• October 26, 2016
    Last updated 8 minutes ago


Snap elections called in Kuwait amid economic challenges

No date was set for the fresh polls but early elections must be held within two months of the dissolution

Gulf News Report
21:00 October 16, 2016

Dubai: Kuwait’s emir, Sabah Al Ahmad Al Jaber Al Sabah, on Sunday dissolved parliament, the official KUNA news agency announced, following tensions between the Gulf state’s legislature and government.

“Due to the delicate regional developments and the need to face the dangers of security challenges, it became necessary to go back to the people ... to elect their representatives ... and contribute to confronting those challenges,” he said in a decree.

The move came less than 24 hours after parliament speaker Marzouk Al Ganem called for snap elections in the face of mounting security and economic challenges.

Ghanem’s remarks came after lawmakers filed three requests to grill ministers over a decision to hike petrol prices and over alleged financial and administrative violations, in a clear sign of tensions between the government and parliament.

The emir’s decree was issued at the recommendation of the government which held an emergency meeting earlier on Sunday to discuss the standoff with MPs.

No date was set for the fresh polls but early elections must be held within two months of the dissolution of the house under the Kuwaiti constitution.

Kuwait is still grappling to find a satisfactory solution to the thorny issue of setting up a functioning parliament. In 2012 the parliament, elected in 2009, was dissolved, but later reinstated after the Constitutional Court ruled that the decree dissolving it was not constitutional.

The court also ruled that the decree calling for holding elections in February was not in line with the constitution.

Kuwait’s opposition resisted both the rulings by the country’s highest court and, legally unable to challenge them, called for fresh elections.

Two attempts by the 2009 parliament to convene and have the government take the oath failed for lack of a quorum after opposition members campaigned against holding a session.

The government at the time said it was keen on reviewing the clause that had reduced in 2006 the number of constituencies from 25 to five.

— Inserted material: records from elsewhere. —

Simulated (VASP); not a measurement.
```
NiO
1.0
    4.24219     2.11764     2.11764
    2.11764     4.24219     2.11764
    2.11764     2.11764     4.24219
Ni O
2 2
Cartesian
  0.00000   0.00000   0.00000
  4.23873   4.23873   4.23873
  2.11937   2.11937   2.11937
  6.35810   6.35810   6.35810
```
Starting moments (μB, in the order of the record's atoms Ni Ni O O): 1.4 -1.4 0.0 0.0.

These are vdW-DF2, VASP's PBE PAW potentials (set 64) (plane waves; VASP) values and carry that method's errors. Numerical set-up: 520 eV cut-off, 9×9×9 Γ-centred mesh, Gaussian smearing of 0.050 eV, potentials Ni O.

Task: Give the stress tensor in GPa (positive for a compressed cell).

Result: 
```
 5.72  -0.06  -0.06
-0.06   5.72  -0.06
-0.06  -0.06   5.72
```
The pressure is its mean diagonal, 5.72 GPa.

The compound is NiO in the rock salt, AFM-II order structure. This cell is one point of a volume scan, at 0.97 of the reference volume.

However, the opposition claimed that the move was part of a conspiracy to give pro-government candidates the edge in new elections. Several leaders organised rallies near the parliament to express their opposition to repelling the electoral law.

A Kuwaiti court rejected the government’s bid and maintained the five-constituency formula, prompting the opposition to pile up pressure on the government to dissolve the 2009 parliament and hold new elections.